[Plugin suggestion] Similar articles as read, but for MySQL

Hi Fox,

I know that there is af_psql_trgm, which marks similar articles as read, but it works only on PostgreSQL.

I was wondering if would it ever be possible to create the same for the 1% who are bound to MySQL and not tech savvy enough to move.

Thanks in advance.

Regards

i welcome someone else to do it if mysql has trigram support of some kind.

however, my policy at this point is no new tt-rss-related code specific to mysql. it’s in maintenance mode, everyone should switch to postgres, if they want new stuff.

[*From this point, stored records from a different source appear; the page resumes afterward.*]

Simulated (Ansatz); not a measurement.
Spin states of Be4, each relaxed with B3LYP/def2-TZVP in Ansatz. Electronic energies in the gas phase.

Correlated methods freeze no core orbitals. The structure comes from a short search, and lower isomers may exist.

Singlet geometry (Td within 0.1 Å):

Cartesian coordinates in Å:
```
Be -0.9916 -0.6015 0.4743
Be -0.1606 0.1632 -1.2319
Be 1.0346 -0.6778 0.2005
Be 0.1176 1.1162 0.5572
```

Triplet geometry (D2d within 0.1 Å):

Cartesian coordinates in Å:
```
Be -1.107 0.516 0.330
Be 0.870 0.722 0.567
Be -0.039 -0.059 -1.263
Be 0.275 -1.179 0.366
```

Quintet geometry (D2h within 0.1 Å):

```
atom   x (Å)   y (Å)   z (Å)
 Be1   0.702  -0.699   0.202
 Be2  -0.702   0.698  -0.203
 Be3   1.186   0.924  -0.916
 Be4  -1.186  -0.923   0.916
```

Thanks Fox. I appreciate your feedback.

make sure the articles appear when the timeout elapses, this is the part i haven’t checked at all.

it’s more of a you-specifically-friendly mode, that is i’ve been going through my backlog and noticed that you’ve asked for this.

anyway, it seems that there should be some kind of trigram search in mariadb: text - Is there a Trigram functionality like pg_trgm (PostgreSQL) for MySQL? - Stack Overflow so it might be possible.

I marked as read all the articles in the feeds on which the plugin is enabled.
The delay is set up at 72 hours. If something pop up before the next 3 days I will update this post.

thank you very much for looking into it.

something is working at least.

main problem is that there’s no defined 0 … 1 scale on the returned result, score value is all over the place. sometimes it’s 2.something for an exact match, and sometimes it’s something else.

e: it seems to be predictable enough though so setting a threshold shouldn’t be impossible.

update: i have everything working, but the score is really all over the place. if there’s no way to get it to some kind of known range, i suspect actually using this plugin would be impossible.

note returned score values:

the whole thing does a good enough job - most of the time - to find out stuff that’s similar to each other, so the popup dialog part of the plugin is functional, but setting a hard cutoff value here which would mean “okay, mark this as read” seems impossible at first glance - an exact string match may return a score 32 or 2 or 8 or whatever, a partial match is also unpredictable.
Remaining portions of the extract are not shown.